Sean Lennon scores Jordan Galland’s film ‘Ava’s Possessions’

“I’m not trying to hide from the world,” he says. “I think I’m just too weird for people [laughs].”

For someone with as famous a last name as his, Sean Lennon has managed to fly pretty much under the radar throughout his music career — not that it was ever his intention to do so.

“I’m not trying to hide from the world,” he says. “I think I’m just too weird for people [laughs].”

What Lennon may interpret as “weird” others have described as versatile. In addition to fronting his own psych-pop outfit The Goastt, the 40-year old multi-instrumentalist recently recorded a collaboration with Les Claypool of Primus (as The Claypool Lennon Delirium) and is responsible for the score of the new horror film “Ava’s Possessions,” opening Friday at Cinema Village 12th Street.

amNewYork chatted with Lennon about his busy plate of projects.

 

How did you get involved with “Ava’s Possessions”?

[Director] Jordan Galland is one of my oldest and closest friends and we’ve been collaborating since we were very young. So when he started directing, he asked me to do the music. I did his first and second films and his now third film, “Ava’s Possessions.”

 

What has the reaction to the film been thus far?

It’s very hard to tell with screenings in general. Obviously, the screenings have gone really great, but I’m too much of a novice in the film world to discern anything from that. It’s like that with music too. I’ve never played a record for my friends and they’re like, “You shouldn’t put this out.” It’s usually, “This sounds great, man,” and still I put it out and nothing happens [laughs]. It’s hard to discern the relationship between people’s initial reaction to a project and how it’s going to do.

 

Do you care about mass appeal? Are you looking for more commercial success with your music?

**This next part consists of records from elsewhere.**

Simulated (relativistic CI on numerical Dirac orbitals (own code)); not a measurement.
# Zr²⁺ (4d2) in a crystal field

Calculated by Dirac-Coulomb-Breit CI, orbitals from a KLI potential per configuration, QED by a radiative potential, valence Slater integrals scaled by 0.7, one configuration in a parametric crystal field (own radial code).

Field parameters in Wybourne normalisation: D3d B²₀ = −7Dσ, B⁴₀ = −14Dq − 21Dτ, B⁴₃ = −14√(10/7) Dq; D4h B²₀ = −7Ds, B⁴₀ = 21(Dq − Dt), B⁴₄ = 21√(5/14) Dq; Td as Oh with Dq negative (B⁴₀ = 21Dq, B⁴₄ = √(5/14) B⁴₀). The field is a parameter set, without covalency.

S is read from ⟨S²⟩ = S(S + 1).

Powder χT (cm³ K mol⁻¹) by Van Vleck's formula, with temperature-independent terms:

I know that I’m strange, and I’ve certainly never tried to make a techno record or cater to any idea of mainstream, but I don’t think there’s any reason to make art than to imagine some kind of audience for it. I wouldn’t believe any artist that denied that.

 

The first single with your collaboration with Les Claypool, “Cricket and Genie,” was just released. What are the plans for The Claypool Lennon Delirium?

We have a whole record coming out. That song, I don’t know to what degree that represents the whole album, but I’m really happy with it.